Monday, December 1, 2008

Hung by the Chimney with Care

I wish you could see them ... the line of felt stockings hanging across the brick wall above the fireplace at my grandfather's home. Last year, it was 39 stockings. This year there are 43 stockings stretched in a line. Each year, we add another 2 or 3 or 4 new stockings ... one for each new baby or new spouse. As our family continues to grow, so do the stockings over the fireplace, until now there are so many that we can barely read the names on each one!

We love to add new stockings, and thankfully we get to do that regularly. But taking one away is a rather hard thing to do. In fact, when my great-grandmother and my grandmother passed away, we didn't remove their stockings from our line. We keep them hanging next to my grandfather's stocking because really they are with us in our hearts.
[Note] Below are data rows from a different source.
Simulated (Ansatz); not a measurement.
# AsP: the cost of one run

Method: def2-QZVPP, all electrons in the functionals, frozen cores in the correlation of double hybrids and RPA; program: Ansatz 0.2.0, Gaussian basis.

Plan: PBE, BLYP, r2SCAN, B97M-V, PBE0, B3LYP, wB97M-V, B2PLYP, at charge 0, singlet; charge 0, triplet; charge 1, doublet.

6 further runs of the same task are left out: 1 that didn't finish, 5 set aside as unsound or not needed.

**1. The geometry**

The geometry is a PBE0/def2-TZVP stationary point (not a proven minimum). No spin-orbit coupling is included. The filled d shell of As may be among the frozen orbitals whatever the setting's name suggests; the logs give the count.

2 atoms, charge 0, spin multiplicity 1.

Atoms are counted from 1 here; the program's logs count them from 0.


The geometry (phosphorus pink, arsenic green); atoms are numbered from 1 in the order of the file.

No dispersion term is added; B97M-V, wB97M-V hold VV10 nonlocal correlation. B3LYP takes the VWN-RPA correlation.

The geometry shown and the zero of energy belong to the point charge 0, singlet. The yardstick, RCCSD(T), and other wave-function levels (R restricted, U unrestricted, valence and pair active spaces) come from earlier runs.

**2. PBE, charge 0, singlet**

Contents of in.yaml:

Last fall, Matt decided he didn't want to be married to me anymore. He made a choice to leave our family. I can only guess that his stocking didn't hang with the others last Christmas, though I honestly don't recall for my grief was too dark then for me to take note of whether or not his stocking was hung by the chimney with care. I imagine that my mother or one of my aunts set his stocking quietly to the side. To this day, I'm grateful to those who took care of situations like this for me during those darkest of days.

Now the Christmas season is upon us again. This past Sunday afternoon, my mother got out the box of stockings and all the stocking-making parafanalia, so that we could begin our annual stocking-making session. Some family began to hang stockings along the wall while others of us crafted new ones to be hung on the line. As we dug through boxes, sifting and sorting the stockings into small family groups, a tan stocking was pulled from the dark recesses of the box. I knew instantly that it belonged to Matt, and seeing it again was like a small jab to the heart.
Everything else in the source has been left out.